The Scottish Mental Health Arts Festival (SMHAF) will take place across Scotland this October for its 18th year, led by the theme ‘In/Visible’. 

From Thursday 10–Sunday 27 October the festival will play host to 220 events, including Now You See Us, a special two-day showcase of artist commissions, creative workshops, vital discussions, film screenings and more, including self-defined schizospectrum playwright Jen McGregor (pictured above) and her work-in-progress play Hallucinogen; Men Don’t Talk, a new play on male mental health by writer Claire Prenton; an International Film Award ceremony, which will celebrate categories like personal narrative, human rights and experimental, selected from 400 submissions; and new exhibition Our Power, created by people with lived experience of racist microaggressions to explore the impacts it has on their mental health.

Silent Men, one film being shown at the festival

The festival has also commissioned five artists to tackle its core theme: Deborah Shaw (aka Aurora Engine) will create an electronic-infused choral suite inspired by her experiences with Tourette's syndrome; Meray Diner will screen a moving image film drawing on interviews with people from migrant backgrounds and conflict zones, exploring how news events can trigger them in a way that is unspoken and invisible; Ritu Arya will exhibit a sculptural installation consisting of 'inside-like’ bodily shapes to visualise the impact of trauma; Rebecca Livesey-Wright and Indra Wilson will collaborate on a process of polyvocal writing, drawing on their experiences of pregnancy; and Sarah Forrest will create a short film in collaboration with her 15-year-old nephew about his experience of ADHD, asking the question: ‘how can we be sure if we’re seeing or not seeing the same things as each other?’

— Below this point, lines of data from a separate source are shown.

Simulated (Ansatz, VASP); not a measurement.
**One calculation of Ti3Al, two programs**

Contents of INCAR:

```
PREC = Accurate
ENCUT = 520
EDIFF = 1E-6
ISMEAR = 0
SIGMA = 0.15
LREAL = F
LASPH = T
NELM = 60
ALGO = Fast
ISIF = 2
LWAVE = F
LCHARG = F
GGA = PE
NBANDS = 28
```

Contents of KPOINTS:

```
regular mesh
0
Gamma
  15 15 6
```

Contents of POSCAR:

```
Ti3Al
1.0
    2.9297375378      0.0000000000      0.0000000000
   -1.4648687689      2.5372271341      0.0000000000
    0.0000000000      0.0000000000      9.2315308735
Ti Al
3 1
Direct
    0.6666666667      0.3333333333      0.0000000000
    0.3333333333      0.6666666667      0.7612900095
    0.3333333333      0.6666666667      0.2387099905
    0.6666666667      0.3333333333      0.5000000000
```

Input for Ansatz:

Gail Aldam, Arts and Events Manager Scotland for the Mental Health Foundation said, ‘Every year our group of festival coordinators from across Scotland choose a theme together, and we’re especially excited about this one. Invisibility is such a rich theme to explore in relation to mental health. It’s an opportunity to talk about all the ways that people can be made to feel invisible and how isolating this can be, it’s an opportunity to talk about stigma, about the things we keep hidden, and about inequality. 

‘But we also want to explore visibility – what are the things we choose to reveal about ourselves and our mental health and what are the things we don’t? How do we make the invisible visible? Through our artist commissions, and proposals for our showcase in Glasgow and other events across Scotland, we’ve already received so many powerful and provocative responses to this theme and we can’t wait to see what the SMHAF community across Scotland comes up with in October.’

Scottish Mental Health Arts Festival, various venues, Thursday 10–Sunday 27 October.